Pavilion in the Trees (1993)
by Martin Puryear
Lansdowne Glen, Horticulture Center Grounds
Pavilion in the Trees is one of the earliest public works by Martin Puryear, an important African American artist and one of the leading American sculptors working today. Inspired by the universal childhood longing for a treehouse, the Pavilion was commissioned by the Association for Public Art as part of its Form and Function program, and is still a much-loved place to relax and enjoy nature from a birds-eye view. A sixty-foot walkway leads across a natural basin to an observation platform – a square deck covered by a latticed canopy – that rises twenty-four feet above the ground.
Law, Prosperity, and Power (1880)
by Daniel Chester French
Mann Center Grounds
The artist Daniel Chester French is well known as the creator of the Lincoln Memorial statue in Washington, D.C., and in Philadelphia, he sculpted the General Grant equestrian along Kelly Drive. His Law, Prosperity, and Power at the Mann Center idealizes the government in a lyrical form and material – marble – and was originally commissioned for the Post Office Building at 9th and Chestnut Streets. When that building was destroyed in 1937, the sculpture was given to the city and relocated to Fairmount Park with the help of the Association for Public Art (then the Fairmount Park Art Association).

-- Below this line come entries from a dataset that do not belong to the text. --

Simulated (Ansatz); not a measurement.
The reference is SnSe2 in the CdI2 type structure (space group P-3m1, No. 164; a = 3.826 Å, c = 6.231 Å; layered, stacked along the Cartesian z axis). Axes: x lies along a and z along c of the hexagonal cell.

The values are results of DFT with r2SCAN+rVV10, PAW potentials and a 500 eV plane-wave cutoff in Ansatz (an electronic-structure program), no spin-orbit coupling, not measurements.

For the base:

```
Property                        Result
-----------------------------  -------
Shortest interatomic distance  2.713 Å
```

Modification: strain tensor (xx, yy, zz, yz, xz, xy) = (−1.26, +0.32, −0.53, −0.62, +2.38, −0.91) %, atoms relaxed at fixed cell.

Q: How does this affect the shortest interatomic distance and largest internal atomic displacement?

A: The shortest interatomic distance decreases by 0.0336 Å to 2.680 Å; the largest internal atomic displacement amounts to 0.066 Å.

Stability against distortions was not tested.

NOTE: Contact the Mann Center at firstname.lastname@example.org for access to this work.
Florentine Lions (1849)
Mann Center Entrance
This pair of bronze lions in front of the Mann Center are based upon originals at the 14th century Loggia dei Lanzi in Florence, Italy. Cast in 1849 from figures at the Imperial Head Mechanical Works near St. Petersburg, Russia, the lions once guarded Bartram Hall, the mansion of industrialist Andrew M. Eastwick near Philadelphia’s Bartram’s Garden. Eastwick purchased the lions when he and his business partners were in Russia to build engines and cars for the St. Petersburg & Moscow Railroad. The sculptures were donated by Mrs. Eastwick to the Association for Public Art (then the Fairmount Park Art Association) and given to the park in 1887.
Vincenz Bildhauer Pilz
Memorial Hall Entrance
In front of Memorial Hall, which was a main building for the 1876 Centennial Exhibition, stands two massive winged horses and their muses from Greek mythology: Erato, who represents love poetry and carries a lyre, and Calliope, who represents epic poetry and carries a scroll. Originally designed for an opera house in Vienna but deemed out of scale, the sculptures were purchased by Philadelphia businessman Robert H. Gratz and donated to the City for the Centennial. In 2017, the Pegasus sculptures underwent major conservation due to corrosion and structural issues, requiring the sculptures to be disassembled piece by piece.